ATHENS International lenders could return to Greece within the first 10 days of March to complete a bailout review, Prime Minister Alexis Tsipras said on Tuesday, a move desperately needed by Athens to move on to debt relief talks.
"We should have a clearer picture of when they will return next Monday (March 7)," Tsipras said. "My assessment is that they will return in the first 10 days of March," he told a live interview on Greece's Star TV.
Tsipras, who has a fragile parliamentary majority, wants to conclude the review swiftly to start talks on debt relief hoping to convince an angry public that their sacrifices are paying off after six years of austerity and lure back investors.

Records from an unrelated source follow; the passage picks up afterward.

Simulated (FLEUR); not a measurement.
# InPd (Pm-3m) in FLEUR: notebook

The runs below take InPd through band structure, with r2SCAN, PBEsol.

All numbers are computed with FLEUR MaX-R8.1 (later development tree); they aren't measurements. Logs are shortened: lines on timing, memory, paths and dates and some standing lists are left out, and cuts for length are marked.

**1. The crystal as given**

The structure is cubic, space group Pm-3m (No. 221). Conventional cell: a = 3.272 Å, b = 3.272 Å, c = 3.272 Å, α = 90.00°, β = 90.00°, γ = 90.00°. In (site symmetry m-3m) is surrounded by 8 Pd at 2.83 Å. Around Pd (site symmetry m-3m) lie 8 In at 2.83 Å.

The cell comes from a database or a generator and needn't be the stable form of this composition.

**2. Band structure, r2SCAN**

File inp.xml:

Greece signed up to a new bailout agreement worth up to 86 billion euros ($93.6 billion) last year, staving off the immediate threat of the country toppling out of the euro zone.
But differences among the lenders on an estimated fiscal shortfall by 2018, which may force the left-led government to cut pensions despite its pre-election promises, have delayed the EU/IMF mission chiefs return, casting a cloud on Tsipras' plans.
Athens puts the fiscal gap at 1 percent of economic output while EU lenders estimate it will be around 3 percent of gross domestic product (GDP) and the International Monetary Fund (IMF) sees a gap of at least 4.5 percent of GDP, according to sources.
"There must be agreement among lenders so that we can progress," Tsipras said calling on the IMF to "return to realism".
Pressed on whether the assessment would be concluded in March, Tsipras answered: "I think Easter will bring a resurrection of the economy."
He did not specify if he meant Western Easter, celebrated on March 27 or the Eastern Orthodox Easter, marked on May 1.
The inspectors of all four institutions comprising the so-called "quartet" - European Commission, European Central Bank, European Stability Mechanism and IMF - will return after they reach a consensus on the projected fiscal shortfall and other fiscal targets, a source close to lenders said.
Government officials say the IMF, which has been persistent on pension cuts since Athens signed up to its first bailout, is "less cooperative" than its EU counterparts.
The IMF is also expected to decide in the second quarter of the year whether it will participate in the program Greece agreed to last summer.